On Wednesday, MP Nick Smith gave a sweeping speech to the Nelson Rotary in his home constituency. He focused mostly on issues in his two ministerial portfolio areas … the environment and local government.

With respect to the environment, Smith focused on protection of NZ’s ocean area, freshwater management, and the Emissions Trading Scheme. Here are excerpts of Minister Smith’s remarks on environmental issues. Yesterday we posted on his local government reform comments. His full speech is here.

Nick Smith speech excerpts:

“My first environmental priority this year is to pass and implement new laws to provide for the environmental protection of New Zealand’s huge ocean area. This space of 650 million hectares or 20 times our land mass is known technically as the Exclusive Economic Zone and Extended Continental Shelf.

The issue is that the jurisdiction of the RMA ceases at the 12 mile limit of the territorial sea, yet we need to have a robust system for assessing the environmental impacts of activities in the ocean environment.

We need look no further than the Gulf of Mexico disaster in 2010 as to what can go wrong. A key conclusion of the subsequent inquiry was that an independent regulator, separate from the government agency responsible for promoting mineral exploration, needed to robustly check the environment risks. That is just what we are proposing with the Environmental Protection Authority.

Balance is at the core of the Government’s approach to this issue. There are significant economic opportunities for New Zealand from minerals in New Zealand’s EEZ, the 4th largest in the world. This legislation is about taking these opportunities in an environmentally responsible way.

A second environmental priority is improving management of freshwater. Few New Zealanders appreciate how blessed we are in having the second highest per capita water resource in the world, nor how much of our export and energy industries depend on that resource.

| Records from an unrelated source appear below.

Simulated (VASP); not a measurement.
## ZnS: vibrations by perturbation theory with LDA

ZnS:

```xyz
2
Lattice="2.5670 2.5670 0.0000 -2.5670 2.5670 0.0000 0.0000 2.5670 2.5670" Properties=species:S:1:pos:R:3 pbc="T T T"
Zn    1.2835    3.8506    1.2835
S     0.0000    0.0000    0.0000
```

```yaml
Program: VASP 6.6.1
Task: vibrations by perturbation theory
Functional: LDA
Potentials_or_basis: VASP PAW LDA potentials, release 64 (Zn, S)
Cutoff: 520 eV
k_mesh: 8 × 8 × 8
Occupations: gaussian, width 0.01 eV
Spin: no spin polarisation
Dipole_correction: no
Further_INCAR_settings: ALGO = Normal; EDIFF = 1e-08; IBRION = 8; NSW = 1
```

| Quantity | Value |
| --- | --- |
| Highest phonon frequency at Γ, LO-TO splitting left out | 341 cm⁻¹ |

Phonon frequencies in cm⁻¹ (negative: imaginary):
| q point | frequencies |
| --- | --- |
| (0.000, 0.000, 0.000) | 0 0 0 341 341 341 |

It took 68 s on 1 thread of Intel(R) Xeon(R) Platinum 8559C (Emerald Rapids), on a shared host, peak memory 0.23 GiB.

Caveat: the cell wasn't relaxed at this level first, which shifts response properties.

In the last term of Government, we established the Land and Water Forum which produced by consensus across 58 groups a way forward for improving how we manage water. This year my priority is making progress on getting clearer rules for farmers on what they need to do to better protect water quality as well as progressing clean-up plans for a number of significant rivers and lakes that had over previous decades become polluted.

I am also proposing a new Environment Reporting Act that will improve the integrity of New Zealand’s green brand.

We are the only OECD country that does not have a statutory system of nationwide environment reporting. This is out of step with the importance of the environment to our national identity, economy and quality of life.

A good practical example of this problem is our water quality. There is no consistent system of measurement. It is very difficult to ascertain if it is getting worse or where it is improving and this just compounds the political difficulties in improving management. My aim is to establish a nationwide five yearly report that ranks New Zealand’s rivers and lakes from the cleanest to the dirtiest and identifies which ones are improving, and which are deteriorating. This will help focus communities on better managing this precious resource. The intended author of the report is the Parliamentary Commissioner for the Environment to ensure its independence and integrity.”

Regarding National’s approach to our nation’s ocean area, whether the Government’s legislation will be adequate to the urgent need to truly protect our ocean environment is debatable. Here is the critique of the Environmental Defence Society (press release, full submission), in my opinion, NZ’s most expert environmental voice.

With respect to water management, we’ll need to wait and see where the Land and Water Forum lands on key issues … and then how the National Government reacts if the measures and standards recommended fail to strike the right, using National’s favourite term, “balance” (i.e., are too tough for the farm lobby).

But I’m all for Minister Smith’s Environmental Reporting Act. The fact is, there’s no consistency whatsoever in how our freshwater quality is measured. Clear standards and stipulated measurement methodologies can’t come a moment too soon for Hawke’s Bay, where, adding to existing water quality contention, our Regional Council is considering adding 20,000 hectares of new irrigated farming in the Tukituki catchment.

As we offered yesterday, Minister Smith, you have an open invitation to speak in Hawke’s Bay. I guarantee we can pack the house.